Until the market for wireless communication has experienced an extended "shake-out" period it is unlikely that a clear winner or group of winners will become apparent. Any portable unit which is capable of interacting with more than one service provider or radio infrastructure would obviously have advantages over a portable unit which is capable of accessing only a single service provider. Still better would be a portable unit which could be reprogrammed to interact with a variety of different service providers. Previous attempts to provide such multi modal units have produced a variety of interesting, but less than ideal, product and method concepts.

Among the known multi-modal proposals is a portable telephone, disclosed in U.S. Pat. No. 5,127,042 to Gillig et al., which is adapted to operate with either a conventional cordless base station or cellular base station. U.S. Pat. No. 5,179,360 to Suzuki discloses a cellular telephone which is capable of switching between either an analog mode of operation or a digital mode of operation. Yet another approach is disclosed in U.S. Pat. No. 4,985,904 to Ogawara directed to an improved method and apparatus for switching from a failed main radio communication system to a backup communication system. Still another proposal is disclosed in U.S. Pat. No. 5,122,795 directed to a paging receiver which is capable of scanning the frequencies of a plurality of radio common carriers to detect the broadcast of a paging message over one of the carriers serving a given geographic region. In U.S. Pat. No. 5,239,701 to Ishii there is disclosed a radio receiver which is responsive to an RF signal containing a plurality of channel frequencies, each having broadcast information, and a circuit for producing a wide band version of the received RF signal and a circuit for producing a narrow band version of the received RF signal.

While multi-modal in some regard, each of the technologies disclosed in the above listed patents is highly specialized and limited to a specific application. The systems disclosed are clearly non-adaptive and are incapable of being easily reconfigured to adapt to different transmission protocols or different radio infrastructures. Recently, Motorola has announced beta testing of a system called "MoNet" which will allegedly allow users to operate on whatever wireless network happens to be available using protocol and frequency agile radio modems. The MoNet technology will be integrated in both networks and mobile devices and will permit first time users to fill out an electronic application, transmit it, and receive a personal ID to allow the user to operate on any of several mobile networks yet receive just one bill. Another provider of an open system is Racotek of Minneapolis, Minn. which offers client server architecture designed to be portable across different mobile devices, host platforms, and radio infrastructures.

While the limited attempts to deal with the fragmentation of the wireless communication industry have had some merits, no one has yet disclosed a truly self adaptive, omni-modal wireless product which enables an end user to access conveniently various wireless services in accordance with a selection process which is sufficiently under the control of the end user.

SUMMARY OF THE INVENTION

A fundamental objective of the subject invention is to overcome the deficiencies of the prior art by providing a truly omni-modal wireless product and method which is adaptive to the selectively variable desires of the end user.

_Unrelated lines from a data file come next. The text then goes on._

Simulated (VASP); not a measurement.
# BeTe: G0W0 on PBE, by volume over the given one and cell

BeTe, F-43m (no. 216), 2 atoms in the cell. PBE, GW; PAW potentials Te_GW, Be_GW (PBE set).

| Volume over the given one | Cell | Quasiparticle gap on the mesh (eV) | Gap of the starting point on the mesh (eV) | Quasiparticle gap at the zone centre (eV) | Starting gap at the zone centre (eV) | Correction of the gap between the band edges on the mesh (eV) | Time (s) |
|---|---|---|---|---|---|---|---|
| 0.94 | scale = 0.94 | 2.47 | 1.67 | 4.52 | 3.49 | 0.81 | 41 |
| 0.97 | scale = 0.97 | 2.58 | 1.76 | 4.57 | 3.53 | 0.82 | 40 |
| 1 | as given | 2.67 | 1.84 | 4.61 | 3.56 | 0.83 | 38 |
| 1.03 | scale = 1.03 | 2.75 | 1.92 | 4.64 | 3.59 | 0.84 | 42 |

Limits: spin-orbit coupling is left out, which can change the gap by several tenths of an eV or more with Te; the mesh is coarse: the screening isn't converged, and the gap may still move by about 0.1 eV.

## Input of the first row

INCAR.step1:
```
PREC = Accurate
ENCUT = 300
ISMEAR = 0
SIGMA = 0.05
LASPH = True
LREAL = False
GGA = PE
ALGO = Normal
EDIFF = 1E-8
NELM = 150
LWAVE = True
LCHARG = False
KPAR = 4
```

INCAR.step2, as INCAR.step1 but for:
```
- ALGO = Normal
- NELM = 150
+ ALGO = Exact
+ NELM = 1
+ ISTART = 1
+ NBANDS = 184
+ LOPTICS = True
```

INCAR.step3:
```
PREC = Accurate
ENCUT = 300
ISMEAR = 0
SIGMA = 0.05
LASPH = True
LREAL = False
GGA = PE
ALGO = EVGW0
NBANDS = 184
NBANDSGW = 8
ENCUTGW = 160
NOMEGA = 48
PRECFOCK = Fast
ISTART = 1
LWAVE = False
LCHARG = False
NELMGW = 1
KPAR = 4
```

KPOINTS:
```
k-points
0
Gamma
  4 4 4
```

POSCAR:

Another more specific object of the subject invention in the provision of a product which would be capable of utilizing any one of the wireless data services within a given geographic area based on a user determined criteria such as: (1) the cost of sending a data message, (2) the quality of transmission link (signal strength, interference actual or potential), (3) the potential for being dropped from the system (is service provider at near full capacity), (4) the security of transmission, (5) any special criteria which the user could variably program into his omni-modal wireless product based on the user's desires or (6) any one or more combinations of the above features that are preprogrammed, changed or overridden by the user.

Yet another object of the subject invention is to provide an omni-modal wireless product which would allow for enormous product differentiation. For example original equipment manufacturers (OEM's) could provide specialized interface features for the end user. Each OEM could provide specialized hardware controls appropriate for various user groups.

Another object of the subject invention is to provide an omni-modal wireless product which can allow for adaptive service provider selection based on user experience with specific service providers.

A more specific object of the subject invention is to provide an omni-modal wireless product which would have the effect of inducing intense competition for customers among various wireless data service providers based on quality of service and price by allowing the user to easily and conveniently identify the service providers that best meet the user's performance requirements.

Another object of the invention is to provide a network of omni-modal wireless products and service providers which is designed to provide the most business and profit making potential to the service providers who best meet the varying demands of the greatest number of omni-modal wireless product users.

Still another objective of the subject invention is to promote and encourage introduction of innovative technology which will satisfy the desires of end users to receive the best possible quality wireless service at the lowest possible cost by promoting real time-adaptive price and service competition among cell service providers.

Another objective of the subject invention is to allow wireless service providers to broadcast electronically as part of any "handshaking" procedure with a omni-modal wireless product information such as (1) rate information and (2) information regarding system operating characteristics such as percent of system capacity in use and/or likelihood of being dropped.

Still another objective of the subject invention is to create a user oriented source enrollment and billing service in the wireless data market by establishing uniform standard for "handshakes" to occur between cell service providers and omni-modal wireless products.

A more specific object of the invention is to provide a standard chip or chipset including a radio transceiver specifically designed to be used in all types of omni-modal wireless products.

A still more specific object of the invention is to provide a standard radio chip or chipset adapted for use in all types of omni-modal wireless products including a variety of operational modes including operation on the U.S. public analog cellular telephone network (AMPS).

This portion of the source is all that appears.